The e-book revolution continues as more and more books long out of print come on line. There's a long list of titles tucked in the back of my brain, of books I want to read but never found a copy of. Usually it's because they're out of print. Problem is, that list is old and rarely consulted. I need something to trigger it. So I have to wait for some random event to remind me I'm supposed to be keeping an eye open for a title and then look to see if it's available at some reasonable price. That little mental "ping" I'm listening for went off twice in the last month.
The first time was for James Stoddard's The High House. I've been curious about this one since Howard Andrew Jones wrote about it this past summer. Tooling around the net looking for other people's comments on Joy Chant's Red Moon and Black Mountain I came across Stoddard's site and saw The High House (and its sequel The False House) was now out as an e-book. So I bought it. Haven't started it yet, but am very curious.
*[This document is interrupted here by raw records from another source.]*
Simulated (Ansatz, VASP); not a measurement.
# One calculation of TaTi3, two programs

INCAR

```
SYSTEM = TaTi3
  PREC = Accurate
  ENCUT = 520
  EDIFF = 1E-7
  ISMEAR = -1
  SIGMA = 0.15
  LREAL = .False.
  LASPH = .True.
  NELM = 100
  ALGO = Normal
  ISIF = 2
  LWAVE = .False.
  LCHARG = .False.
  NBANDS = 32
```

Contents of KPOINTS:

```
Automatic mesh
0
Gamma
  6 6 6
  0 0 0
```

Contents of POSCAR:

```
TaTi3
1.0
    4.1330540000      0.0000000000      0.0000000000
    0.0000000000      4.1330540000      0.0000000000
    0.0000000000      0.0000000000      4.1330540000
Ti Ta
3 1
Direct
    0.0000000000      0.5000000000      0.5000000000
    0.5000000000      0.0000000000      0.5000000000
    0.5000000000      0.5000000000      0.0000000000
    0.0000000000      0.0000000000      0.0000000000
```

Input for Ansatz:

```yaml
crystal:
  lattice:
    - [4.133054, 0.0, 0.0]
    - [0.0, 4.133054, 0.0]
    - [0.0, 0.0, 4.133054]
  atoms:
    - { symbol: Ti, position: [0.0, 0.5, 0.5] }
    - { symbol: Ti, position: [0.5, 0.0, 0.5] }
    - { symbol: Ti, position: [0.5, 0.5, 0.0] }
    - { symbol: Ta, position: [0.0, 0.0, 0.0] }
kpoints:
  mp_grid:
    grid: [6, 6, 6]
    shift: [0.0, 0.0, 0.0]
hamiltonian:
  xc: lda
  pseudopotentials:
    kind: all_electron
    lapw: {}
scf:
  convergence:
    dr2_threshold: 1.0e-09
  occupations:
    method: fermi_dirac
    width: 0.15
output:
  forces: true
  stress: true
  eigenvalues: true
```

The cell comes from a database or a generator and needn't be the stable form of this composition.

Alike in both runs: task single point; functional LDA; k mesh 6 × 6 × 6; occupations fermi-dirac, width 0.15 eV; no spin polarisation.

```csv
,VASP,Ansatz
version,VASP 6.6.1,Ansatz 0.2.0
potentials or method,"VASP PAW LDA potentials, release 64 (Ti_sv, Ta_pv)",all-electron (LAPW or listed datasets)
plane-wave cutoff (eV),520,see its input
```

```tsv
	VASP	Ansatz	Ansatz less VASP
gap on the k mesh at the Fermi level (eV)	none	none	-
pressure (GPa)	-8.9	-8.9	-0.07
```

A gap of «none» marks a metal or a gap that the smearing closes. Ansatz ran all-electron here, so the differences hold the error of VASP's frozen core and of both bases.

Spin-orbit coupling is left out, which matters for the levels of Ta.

The other e-book I snagged is MAR Barker's The Man of Gold. The prompt for this one came when I was reading some stuff about James Maliszewski's Empire of the Petal Throne magazine, The Excellent Travelling Volume. I've always been curious about EofPT. Even though most reviews of the book emphasize it's kind of dull, they all point out, it's a great introduction to the mad inventiveness of Tékumel. So I bought it. At $5.99 it's a really "Why not?" situation.
The last book is different. By the recently retired Librarian of Congress, James H. Billington, it's The Icon and the Axe: An Interpretative History of Russian Culture. With an eye more to cultural history, it looks at Russia from the founding of Kiev, Moscow's ascendancy, and finally to the Revolution and the Soviet Union. Published in 1970, I expect it will feel a little truncated today.
This was referenced in one of the laudatory reviews I've read of the recent novel, Laurus by the Russian author Eugene Vodolazkin. It's about a Russian holy man in the Middle Ages and sounds great, but I think I'll benefit from a better grounding in the period before reading it.
I've read the long sample of Billington's book offered by Amazon and loved it, so I think I might get to this book sooner as opposed to later.